Simonson, Lucanus J wrote:
> Adam Wulkiewicz wrote:
>>> We should steer the discussion of design away from focusing on what
>>> is wrong and make constructive suggestions about what good
>>> alternatives might be. Then we can discuss how various design
>>> options meet the design goals Adam may have, which is a much more
>>> interesting conversation.
>>
>> Maby I'll describe the original idea. There may be a lot of different
>> tree structures so I'd like to design a generic tree template which
>> might be used as an internal structure of various containers. This
>> tree should probably be the intrusive container. Base node structure
>> I've used has 4 pointers:
>>
>> struct node
>> {
>> node *next;
>> node *parent;
>> node *previous_sibling;
>> node *last_descendant;
>> };
>
> Sorry, the design doesn't make sense to me. I don't see the point of any of these four pointers. Why wouldn't the node just have an array of N child nodes? Why a base class not and not a template parameter and traits? If you are inheriting without a virtual destructor people will ask why. I can't see any answer. Inheritance requires a strong rationale in boost and Liskov substitution principle gets thrown around a lot. You never explained how your is_leaf and is_node traits work, but I see no obvious mechanism.

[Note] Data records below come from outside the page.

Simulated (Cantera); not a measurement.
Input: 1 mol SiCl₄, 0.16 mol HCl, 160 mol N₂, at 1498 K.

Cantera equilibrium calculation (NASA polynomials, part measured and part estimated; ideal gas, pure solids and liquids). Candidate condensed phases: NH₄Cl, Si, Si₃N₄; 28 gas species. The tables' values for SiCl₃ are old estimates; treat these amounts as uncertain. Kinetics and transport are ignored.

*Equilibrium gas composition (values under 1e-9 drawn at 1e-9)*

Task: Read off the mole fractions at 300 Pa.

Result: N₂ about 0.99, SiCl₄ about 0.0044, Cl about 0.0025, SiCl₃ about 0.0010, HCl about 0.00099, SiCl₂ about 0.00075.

The original idea was presented in "Game programming gems 4" by Bill
Budge from Electronic Arts. This tree is intended to be a multi-purpose
generic tree which enables to traverse it in various ways. The original
node has this structure:

template <typename T>
struct node
{
   /*four pointers*/
   T value;

   /*methods*/
};

I just thought, I'll do intrusive container. User musn't use
inheritance. He must just implement some traits and may use arbitrary
node e.g. described above. The inheritance is not required.

Deriving tree from node is not required. It was used in the original
idea but tree may be just a container with pointer to root node and all
iterators may work on nodes instead of trees.

Pros:
- pre-order iterator uses one redirection - next pointer,
- post-order iterator iterates in constant time,
- tree traversing doesn't require recursion, use of implicitly defined
stack or skipping the nodes (the exception is level-order iterator but
it's used rarely),
- node may have arbitrary number of children nodes.

Cons:
- children iterator is slower than in the case if node has just array of
pointers to children nodes and it isn't random_access_iterator,
- inserting in top-bottom building algorithm may have non-constant
complexity. If the node is inserted from the back, last_descendant
pointers of parent nodes must be updated. Worst case scenario is if
someone puts the node behind the root's last_descendant, all parents
must be updated (but the user may build bottom-up or insert nodes from
right to left in top-down algorithm).

The structure of the node:

next points to the node next in pre-order iteration.
previous_sibling points to the node if parent node has only one child.
previous_sibling of the first child points to the last child.
last_descendant of leaf node points to this node.

If we have a tree

      a
     / \
    b d
   / /|\
  c e f g

pointers points to:

this | a b c d e f g
parent | 0 a b a d d d
next | b c d e f g 0
previous_sibling | a d c b g e f
last_descendant | g c c g e f g

Default node's values:

void init(node *n)
{
   n->parent = null_ptr;
   n->next = null_ptr;
   n->previous_sibling = n;
   n->last_descendant = n;
}

Navigational functions has constant complexity:

node * next(node * n)
{
   return n->next;
}

// next node in pre-order iteration
node * next(node * n)
{
   return n->next;
}

// previous node in pre-order iteration or
// next node in post-order iteration from right to left
node * previous(node * n)
{
   node *parent = n->parent;
   if ( parent )
     return parent->next == n ?
       parent :
       n->previous_sibling->last_descendant;
   else
     return null_ptr;
}

node * first_child(node *n)
{
   node *next = n->next;
   return (next && (next->parent == n)) ? next : null_ptr;
}

node * last_child(node *n)
{
   node *child = first_child(n);
   return child ? child->preious_sibling : null_ptr;
}

node * next_sibling(node *n)
{
   node *sibling = n->last_descendant->next;
   return (sibling && (sibling->parent != n->parent)) ?
     null_ptr : sibling;
}

node * previous_sibling(node *n)
{
   node *parent = n->parent;
   return (parent && (parent->next != n)) ?
     n->previous_sibling : null_ptr;
}

bool is_root(node *n) { return !n->parent; }
bool is_leaf(node *n) { return n->last_descendant == n; }

Spacial index will be used mainly for search and be updated rarely.
Moreover, pre-order traverse algorithm will be used.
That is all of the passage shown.